What did Joel Spolsky mean in the paradox of a variable's value not changing and changing at the same time?

Question

I read The perils of Java Schools about 8 months ago and since then I have been using it as a check list for the things I should learn soon. I understand most of what he is speaking about.

There's however this part that I am not quite sure about:

in a purely functional program, the value of a variable never changes, and yet, it changes all the time! A paradox!

What I'm getting from this(forgive me if I'm wrong) is that he's talking about recursion but recursion seems
too simple a concept. Here's my line of thought:

(define (tail-rec n) 
  (if (= n 1) 
    (display "Done!") 
    (begin 
       (display n)
       (newline) 
       (tail-rec (- n 1)))))

The value of n in the tail recursive function tail-rec does not change yet when you look at what is being output, you see that it actually changes. Also since the function itself is not changing the state
of any variable, it means that it is purely functional.
Soo...
Am I right about this?
Is this what Joel was talking about? If not, please correct me.

Answer 1

To answer your question, Joel's article was indeed referring to recursion in that context.

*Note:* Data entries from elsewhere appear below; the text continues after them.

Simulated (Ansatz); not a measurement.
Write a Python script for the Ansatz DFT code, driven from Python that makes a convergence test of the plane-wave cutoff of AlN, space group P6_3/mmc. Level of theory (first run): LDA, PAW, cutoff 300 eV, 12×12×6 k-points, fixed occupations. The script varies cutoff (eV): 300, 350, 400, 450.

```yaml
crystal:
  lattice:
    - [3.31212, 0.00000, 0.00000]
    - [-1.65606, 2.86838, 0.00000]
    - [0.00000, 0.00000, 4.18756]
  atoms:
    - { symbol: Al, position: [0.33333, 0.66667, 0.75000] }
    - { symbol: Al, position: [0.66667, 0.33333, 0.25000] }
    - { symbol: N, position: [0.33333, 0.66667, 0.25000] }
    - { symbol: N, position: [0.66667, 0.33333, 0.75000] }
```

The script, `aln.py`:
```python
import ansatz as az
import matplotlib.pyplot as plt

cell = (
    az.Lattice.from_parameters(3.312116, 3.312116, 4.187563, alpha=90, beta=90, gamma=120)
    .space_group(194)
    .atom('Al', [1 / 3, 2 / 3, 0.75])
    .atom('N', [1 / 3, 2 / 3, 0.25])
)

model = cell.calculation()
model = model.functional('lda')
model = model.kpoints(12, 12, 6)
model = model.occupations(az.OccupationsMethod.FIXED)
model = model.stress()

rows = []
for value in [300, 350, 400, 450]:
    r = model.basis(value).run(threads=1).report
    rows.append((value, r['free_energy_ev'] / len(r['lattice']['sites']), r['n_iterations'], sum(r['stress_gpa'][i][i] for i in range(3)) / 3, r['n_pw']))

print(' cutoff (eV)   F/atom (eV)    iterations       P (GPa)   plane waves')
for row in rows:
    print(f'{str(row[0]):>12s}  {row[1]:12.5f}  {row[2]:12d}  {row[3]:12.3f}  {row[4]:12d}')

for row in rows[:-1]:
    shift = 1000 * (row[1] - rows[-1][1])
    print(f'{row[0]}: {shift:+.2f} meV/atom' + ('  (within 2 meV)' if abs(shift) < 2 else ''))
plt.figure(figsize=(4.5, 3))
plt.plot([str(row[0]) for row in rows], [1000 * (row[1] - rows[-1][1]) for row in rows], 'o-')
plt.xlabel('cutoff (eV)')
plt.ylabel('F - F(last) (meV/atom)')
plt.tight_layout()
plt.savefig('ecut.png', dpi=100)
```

However, your code isn't actually pure-functional, because display and newline have side effects. So I'm going to go off on a tangent and give you some tangible examples of pure-functional recursive code.

Consider a greatest common divisor function:

(define (gcd x y)
  (if (zero? y)
      x
      (gcd y (modulo x y))))

Here, each time where the remainder of dividing x by y is non-zero, it (tail-)recursively calls gcd again, where in this new call, the x and y values are different. (In particular, the y value gets smaller each iteration, eventually leading to a base case where x divides y exactly, even if y has to be 1 in order for that to happen.)

Here's another case of pure-functional recursion (not tail recursion, this time, though it's possible to implement with tail recursion too), used to implement an algorithm for merging two sorted lists of numbers:

(define (merge lhs rhs)
  (cond ((null? lhs) rhs)
        ((null? rhs) lhs)
        ((< (car rhs) (car lhs))
         (cons (car rhs) (merge lhs (cdr rhs))))
        (else
         (cons (car lhs) (merge (cdr lhs) rhs)))))

Again, whenever we're dealing with cases where both lhs and rhs are non-empty, we recurse into another call into merge, with one of the lists being shorter in each call, and we eventually get to a base case where one of the lists is empty.

This merge function can be used to implement mergesort:

(define (mergesort lst)
  (let ((len (length lst)))
    (if (< len 2)
        lst
        (let-values (((lhs rhs) (split-at lst (quotient len 2))))
          (merge (mergesort lhs) (mergesort rhs))))))

This is the classic example of a divide-and-conquer algorithm. Each time the list has 2 or more elements, split the list into left and right halves, recurse into each half, then merge the sorted halves back together.